The “it’s not working” conversation just happened. Perhaps the conversation was one you initiated and your first feeling is relief. Maybe the breakup has left you totally devastated and barely able to function. No matter what the circumstances leading to the end of your relationship may be, you know it is an end and thus a loss.

The good news is that this pivotal life event signals a vast potential for growth and openness to a new form of love. While it may sometimes feel like you will never again be a whole, functioning human being, the opposite is true. The first 30 days after a breakup are a crucial period not just for your recovery, but also in your ability to truly learn and evolve. “In the early stages, emotions are on the surface. You should take advantage of this rawness to grow,” says Patricia Covalt, Ph.D., author of What Smart Couples Know.

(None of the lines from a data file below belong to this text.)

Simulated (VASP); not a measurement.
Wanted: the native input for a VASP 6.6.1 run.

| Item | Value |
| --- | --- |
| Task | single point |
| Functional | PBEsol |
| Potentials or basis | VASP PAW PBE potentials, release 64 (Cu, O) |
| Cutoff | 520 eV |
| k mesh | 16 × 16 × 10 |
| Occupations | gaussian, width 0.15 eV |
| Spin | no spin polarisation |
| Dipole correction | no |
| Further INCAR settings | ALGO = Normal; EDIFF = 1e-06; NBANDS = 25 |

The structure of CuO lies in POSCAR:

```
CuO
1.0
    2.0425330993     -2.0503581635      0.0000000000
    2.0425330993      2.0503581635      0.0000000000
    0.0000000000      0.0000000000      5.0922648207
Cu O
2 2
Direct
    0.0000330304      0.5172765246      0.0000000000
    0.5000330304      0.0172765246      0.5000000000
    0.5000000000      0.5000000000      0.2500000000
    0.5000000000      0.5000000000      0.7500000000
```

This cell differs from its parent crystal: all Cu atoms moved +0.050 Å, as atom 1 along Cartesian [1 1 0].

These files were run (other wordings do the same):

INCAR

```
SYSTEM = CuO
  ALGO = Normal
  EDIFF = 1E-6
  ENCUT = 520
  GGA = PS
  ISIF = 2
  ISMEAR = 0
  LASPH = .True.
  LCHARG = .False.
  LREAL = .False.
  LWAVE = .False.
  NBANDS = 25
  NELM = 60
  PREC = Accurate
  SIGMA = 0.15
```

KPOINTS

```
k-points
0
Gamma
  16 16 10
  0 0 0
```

There are varying degrees of a breakup. Clearly the dissolution of an intense three-month romance does not shake up your entire life as thoroughly as the end of a five-year courtship, especially when children are involved. However, Marni Kamins, author of The Breakup Repair Kit: How to Heal Your Broken Heart, cautions, “The level of sadness and disappointment can be the same in both cases. It depends on the person. For example, if this short relationship was the first one in years that you felt excited about, the aftermath can be devastating. Your faith in love can be shaken.”

Embrace the Emotion

The first step of healing is vital. It’s OK to mourn the loss. If you attempt to run from the initial rush of raw emotion and pretend you’re fine, you are slowing your recovery. Ignoring these emotions would be like shoving things in a closet moments before company is due to arrive at your home. While your belongings are out of sight, the mess still lurks in the dark waiting to spill out as soon as the door opens. It’s the same with your pain. If not dealt with in a proper manner, your emotions could spill out at any time.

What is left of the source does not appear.